Becoming a digital nomad – dropping your daily routine to travel while working remotely­­­ – was supposed to be about cheap living and out-of-the-box adventure. Years after the trend caught on, its original purpose seems to have gotten lost. People are shelling out thousands to work all over the world in expensive, homogenous culture bubbles.

Since Remote Year launched in 2014, numerous pricey programs have cropped up to facilitate work/travel for the gainfully employed, including WiFi Tribe, WiFly Nomad, Hacker Paradise and WeRoam. They charge (usually young) professionals to work in “breathtaking” locations around the globe for roughly $2,000 per month… or more.

The Nomad Cruise costs €2,000 for 13 days of “networking”, keynotes, talent shows and yoga classes. Unsettled hosts happy hours and “urban scavenger hunts” for $4,000 monthly. And don’t worry, there’s wi-fi on the Trans-Siberian "Nomad Train”, but day trips cost extra.

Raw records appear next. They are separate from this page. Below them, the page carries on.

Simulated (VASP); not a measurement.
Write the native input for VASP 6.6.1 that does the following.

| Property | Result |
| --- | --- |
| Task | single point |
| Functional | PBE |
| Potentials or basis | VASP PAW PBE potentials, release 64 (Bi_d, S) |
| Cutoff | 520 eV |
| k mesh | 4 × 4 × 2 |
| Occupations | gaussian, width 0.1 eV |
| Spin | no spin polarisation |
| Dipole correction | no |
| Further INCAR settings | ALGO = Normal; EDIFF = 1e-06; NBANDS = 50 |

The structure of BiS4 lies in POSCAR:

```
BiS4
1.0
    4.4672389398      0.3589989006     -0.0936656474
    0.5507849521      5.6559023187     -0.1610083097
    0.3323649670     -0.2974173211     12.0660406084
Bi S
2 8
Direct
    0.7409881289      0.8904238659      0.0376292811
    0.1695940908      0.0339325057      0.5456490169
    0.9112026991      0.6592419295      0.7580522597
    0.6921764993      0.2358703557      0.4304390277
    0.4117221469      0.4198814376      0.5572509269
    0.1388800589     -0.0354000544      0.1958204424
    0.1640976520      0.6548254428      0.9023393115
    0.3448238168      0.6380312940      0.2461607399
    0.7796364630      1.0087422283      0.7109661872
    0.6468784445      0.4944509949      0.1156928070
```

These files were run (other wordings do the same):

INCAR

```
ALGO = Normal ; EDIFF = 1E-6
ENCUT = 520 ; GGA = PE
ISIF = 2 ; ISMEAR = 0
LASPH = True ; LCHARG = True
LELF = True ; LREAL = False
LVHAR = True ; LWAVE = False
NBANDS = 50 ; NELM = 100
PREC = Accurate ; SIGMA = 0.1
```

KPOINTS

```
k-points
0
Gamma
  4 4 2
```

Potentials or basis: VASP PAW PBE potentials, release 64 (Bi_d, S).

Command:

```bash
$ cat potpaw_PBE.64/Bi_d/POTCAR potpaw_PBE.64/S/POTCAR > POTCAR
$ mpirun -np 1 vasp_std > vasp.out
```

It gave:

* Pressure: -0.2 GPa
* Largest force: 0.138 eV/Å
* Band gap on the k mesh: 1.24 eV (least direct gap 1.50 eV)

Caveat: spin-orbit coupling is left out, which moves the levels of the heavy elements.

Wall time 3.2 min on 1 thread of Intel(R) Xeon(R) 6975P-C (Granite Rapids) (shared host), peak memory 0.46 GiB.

These lavish perks are intriguing, but are they conducive to working? Furthermore, do they offer authentic experiences in travel destinations? Places like Canggu, Indonesia are rapidly gentrifying due to the digital nomad trend, and trip participants have noted a troubling lack of diversity in their groups. With the 'cheap' and the 'out-of-the-box' elements removed from commercialized digital nomadism, what’s left?